Alex Nicholls’ production is aided by a clever and simple design from Tom Couling. It conjures up a New York apartment block and the open nature of the surroundings reminded me in ways of London’s famous Donmar Warehouse. The simplicity of the set enhanced the human element of the story and this is important with an Arthur Miller play, the guild have not focused their energies on a complex set, more on creating complex characters that, as an audience, you are drawn to.
The focal point of the action is a family group, consisting of Eddie (played strongly by Adam Potterton), his wife Beatrice (a mature and very real performance from Ida Persson) and their niece Catherine (Jessica Welch, who grew into the role as the evening went on, her strongest moments coming in act two). They take in Beatrice’s cousins from Italy; Marco (a dominant performance from Tim Younger) and Rodolpho (a great turn from Nathan Grassi) and Catherine promptly falls in love with the handsome Rodolpho which sends Eddie into a spiral of jealous angst that culminates in tragedy. All of this overseen and commented on by lawyer, and Greek chorus figure, Alfieri (David Guthrie in a measured and sympathetic turn).

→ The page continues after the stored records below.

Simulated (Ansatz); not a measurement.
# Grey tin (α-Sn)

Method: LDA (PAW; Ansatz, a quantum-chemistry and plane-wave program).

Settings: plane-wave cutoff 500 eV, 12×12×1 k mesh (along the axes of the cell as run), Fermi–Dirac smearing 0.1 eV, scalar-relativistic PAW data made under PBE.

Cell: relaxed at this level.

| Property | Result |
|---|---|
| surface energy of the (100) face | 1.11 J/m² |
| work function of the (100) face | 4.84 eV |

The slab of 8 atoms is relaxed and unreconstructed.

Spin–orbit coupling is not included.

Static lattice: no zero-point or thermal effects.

As you can see, I was impressed with the cast, this is not an easy play and the natural air they give to the action is both settling and unsettling as you do believe it could happen, Nicholls has clearly worked the cast on their motivations and feelings towards each other and while the occasional accent slip was noticeable from one or two it simply didn’t matter. It is also worth noting that even Catherine would have only been a 2nd generation American, so our preconceived notions of ‘an American accent’ are sometimes just that, pre conceived and not actually accurate. Most Italians moving to America during this period will have actually learnt their English from Irish immigrants.
The pace was well set and apart from a brief drop towards the end of Act Two it whizzed along and kept you well entertained and engaged. Alex Nicholls, his cast and the Guild can be pleased with their production and I look forward to checking out Travesties when they perform it later this year at Lady Margaret Hall.